Tuesday, September 13, 2011


Your tireless/negligent writer has been quite busy and as it pleased to announce that in zir endless quest for employment, employment has been acquired (huzzah!) and I've relocated from Houston, Texas, to the Boston, Massachusetts area as part of the deal.

I've traded being about an hour from the Gulf of Mexico to having rocky New England beaches within five minutes' walk; the sandy ones are slightly further. I need to a camera that is not attached to a phone to document my adventures and interactions with local tide pool denizens and waterfowl.

So far I have only met cod inside tanks awaiting their doom.

For those of you who are familiar with this area of the U.S., feel free to provide recommendations for food, drink, cultural events, etc, to a Southerner who's in stage 1 of culture shock. I wish I could just wander around here and look at stuff full-time.

In the meantime, here's STUFF:


Walking Trilobite animation ©2000 by S. M. Gon III
maintainer of the glorious Trilobites.info

You will never see another person as excited or enamored by trilobites as Dr. Fortey. This book made me so happy because you could practically hear him flailing with trilohappiness through every page, including inspired poetic descriptions of them. There are few things more wonderful than to listen to an expert who truly loves their subject talk about it; you will know it when you encounter it, it is unmistakable. 

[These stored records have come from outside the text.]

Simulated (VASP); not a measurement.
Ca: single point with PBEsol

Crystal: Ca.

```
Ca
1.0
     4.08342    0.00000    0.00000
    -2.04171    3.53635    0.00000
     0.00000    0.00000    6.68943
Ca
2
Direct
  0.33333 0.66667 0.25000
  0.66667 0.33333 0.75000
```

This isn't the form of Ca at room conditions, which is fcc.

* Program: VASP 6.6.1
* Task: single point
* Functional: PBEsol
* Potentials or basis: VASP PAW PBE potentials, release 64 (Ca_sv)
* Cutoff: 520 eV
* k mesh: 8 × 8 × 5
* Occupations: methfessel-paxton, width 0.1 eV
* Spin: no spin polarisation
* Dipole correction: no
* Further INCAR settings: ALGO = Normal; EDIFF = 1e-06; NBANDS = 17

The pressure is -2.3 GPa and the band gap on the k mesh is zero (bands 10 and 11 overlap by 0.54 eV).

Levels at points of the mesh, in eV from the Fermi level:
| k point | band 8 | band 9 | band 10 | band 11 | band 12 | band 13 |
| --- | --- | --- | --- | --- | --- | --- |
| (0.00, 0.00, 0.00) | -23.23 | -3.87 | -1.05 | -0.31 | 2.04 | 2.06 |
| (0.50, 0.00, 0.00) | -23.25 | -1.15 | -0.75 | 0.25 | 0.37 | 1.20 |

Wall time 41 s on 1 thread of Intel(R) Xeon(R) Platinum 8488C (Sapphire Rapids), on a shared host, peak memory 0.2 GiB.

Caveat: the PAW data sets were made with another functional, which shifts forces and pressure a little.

I recently finished reading Fortey's Life: A Natural History of the First Four Billion Years of Life on Earth and every time he mentions trilobites a bit of that unbridled love shines through. This man's work is a joy to read and he makes me laugh while educating me about stuff ("stuff" is my favorite noun right now).

 I love Cambrian sea images and dioramas so, so much.

Along similar lines, go read Stephen Jay Gould's Wonderful Life: The Burgess Shale and the History of Life, which Fortey often refers to. I'm aware of the controversy and issues surrounding Gould and punctuated equilibrium, but that's not what I read the book for, nor is it an issue I'm qualified or interested in arguing about: I'm there for Burgess Shale beasties and the drama of their discovery!

Do you want to read about my power animal Anomalocaris? Of course you do! It's a bit dated (1990), but the history of the discovery of the Burgess Shale organisms and the publishing of monographs on them still stands true. I found this book wildly compelling and it was one of the best I read last year.



TONMOCON IV - October 7-9th, 2011, Washington D.C., USA. Admission is $15. Regular readers and fellow ocean dorks will know that TONMO refers to The Octopus News Magazine Online, one of the Internet's premier resources and gatherings of cephalopod enthusiasts. This convention is right up my alley and I sorely wish I could attend to hang out with/terrify fellow cephnerds.  Alas, cruel geography prevents me. I encourage all to attend and spread the signal to interested parties.

Speaking of Kubodera & Mori (the zoologists responsible for that image of a living giant squid up there), I strongly recommend all cephalopod dorks who haven't read China MiƩville's Kraken do so in short order. You do not have to be a cephalopod dork to like it, but it really does help. It is fiction but sometimes you have to read fiction or your brain will melt under the sheer weight of science.